In March 2013, European authorities did something unprecedented: they seized money directly from people’s bank accounts to pay for a bank bailout. This is how Cyprus taught the world that your deposits aren’t really yours.
The Numbers
🔴 47.5% of deposits over €100,000 seized at Bank of Cyprus
🔴 €8 billion taken from depositors
🔴 Laiki Bank: Completely liquidated – large depositors lost everything above €100,000
🔴 343,306 depositors in UK/Netherlands lost access to €6.7 billion
How They Did It
The announcement came on a Saturday, when banks were closed. Monday was a national holiday. By the time banks reopened on Tuesday, the rules had changed:
- First proposal (rejected): Take 6.7% from deposits under €100,000, 9.9% from larger deposits
- Parliament voted NO: Not a single lawmaker approved
- Second proposal (forced through): Protect deposits under €100,000, but seize 47.5% of everything above
- Laiki Bank: Shut down entirely. Uninsured deposits = total loss
⚠️ The first proposal would have taken money from small savers too. It was only rejected because of massive public outrage. The EU initially wanted to raid everyone’s accounts.
Why Cyprus?
Cyprus had a bloated banking sector – assets were 8 times the country’s GDP. Much of this was Russian money seeking low taxes. When Greek debt collapsed, Cypriot banks (heavily invested in Greece) became insolvent.
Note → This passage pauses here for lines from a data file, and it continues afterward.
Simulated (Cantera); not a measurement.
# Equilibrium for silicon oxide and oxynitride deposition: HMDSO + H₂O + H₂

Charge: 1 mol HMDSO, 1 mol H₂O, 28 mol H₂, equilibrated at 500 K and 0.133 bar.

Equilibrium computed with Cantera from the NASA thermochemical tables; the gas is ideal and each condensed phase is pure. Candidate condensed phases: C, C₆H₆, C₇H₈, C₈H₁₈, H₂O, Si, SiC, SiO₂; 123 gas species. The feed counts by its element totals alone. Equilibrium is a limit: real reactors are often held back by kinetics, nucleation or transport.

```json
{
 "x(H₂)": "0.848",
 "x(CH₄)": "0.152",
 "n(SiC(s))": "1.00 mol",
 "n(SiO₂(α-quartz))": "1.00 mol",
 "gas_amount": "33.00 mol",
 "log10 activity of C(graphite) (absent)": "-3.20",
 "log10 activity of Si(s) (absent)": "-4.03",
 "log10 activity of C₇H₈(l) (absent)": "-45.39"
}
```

The EU’s message was clear: we won’t bail out Russian oligarchs with European taxpayer money. The solution? Make depositors pay.
The UK Froze Cypriot Bank Assets
In an extraordinary move, the UK government used anti-terrorism laws to freeze assets of Icelandic and Cypriot banks operating in Britain. The stated reason: preventing harm to the UK economy.
This showed that governments can freeze foreign bank assets with no warning, using whatever legal tools are convenient.
The Precedent
Cyprus changed banking forever:
- “Bail-in” became official policy: The EU now has formal rules for making depositors pay for bank failures
- Deposit insurance has limits: Only €100,000 is “guaranteed” – and even that depends on the government having money to pay
- Large depositors are now “unsecured creditors”: You’re lending money to the bank, not storing it safely
Recovery? Sort Of
In 2023, a court finally awarded €780,000 to a depositor who lost savings – the first successful lawsuit in 10 years. In 2025, Cyprus opened applications for a “national solidarity fund” to compensate victims.
But for most, the money is gone forever.
Related Banking Crises
Banks have failed their customers around the world. Learn from other countries’ experiences:
- Greece: €60/day limits for 4 years
- Lebanon: $93 billion frozen
- Argentina: Deposits frozen, 40 died in riots
- Myanmar: ATMs empty by 11 AM
📚 More Banking Crises: See all banking crises around the world — learn from history before it repeats.
Frequently Asked Questions
What was the Cyprus haircut?
In March 2013, Cyprus seized 47.5% of all bank deposits over €100,000 at Bank of Cyprus, and liquidated Laiki Bank entirely, to fund a €10 billion EU bailout. Depositors with over €100,000 lost roughly half their money.
Were small deposits protected?
Eventually, yes. The final deal protected deposits under €100,000. But the initial proposal would have taken 6.7% even from small savers. Only public outrage stopped that.
How much was taken?
Approximately €8 billion was seized from depositors. At Laiki Bank, depositors lost 100% of everything above €100,000 when the bank was liquidated.
Is this legal?
It’s now explicitly legal in the EU. After Cyprus, ‘bail-in’ rules were formalized. Large depositors are officially unsecured creditors who can be forced to absorb bank losses.
Can this happen in other countries?
Yes. Bail-in rules now exist across the EU, UK, US, and many other jurisdictions. If a major bank fails, deposits over the insurance limit can be seized to cover losses.
How can I protect myself?
Keep deposits below insurance limits per bank. Spread money across multiple banks. Consider jurisdictions with stronger depositor protections. Don’t assume any deposit is 100% safe.
Did anyone get compensation?
In 2023, the first court ruling awarded €780,000 to a depositor. Cyprus opened compensation applications in 2025. But most victims received nothing for over a decade.
Why did the EU allow this?
The alternative was a €10 billion taxpayer-funded bailout. The EU decided depositors (many of them Russian) should pay instead of German and French taxpayers. Cyprus had no leverage to refuse.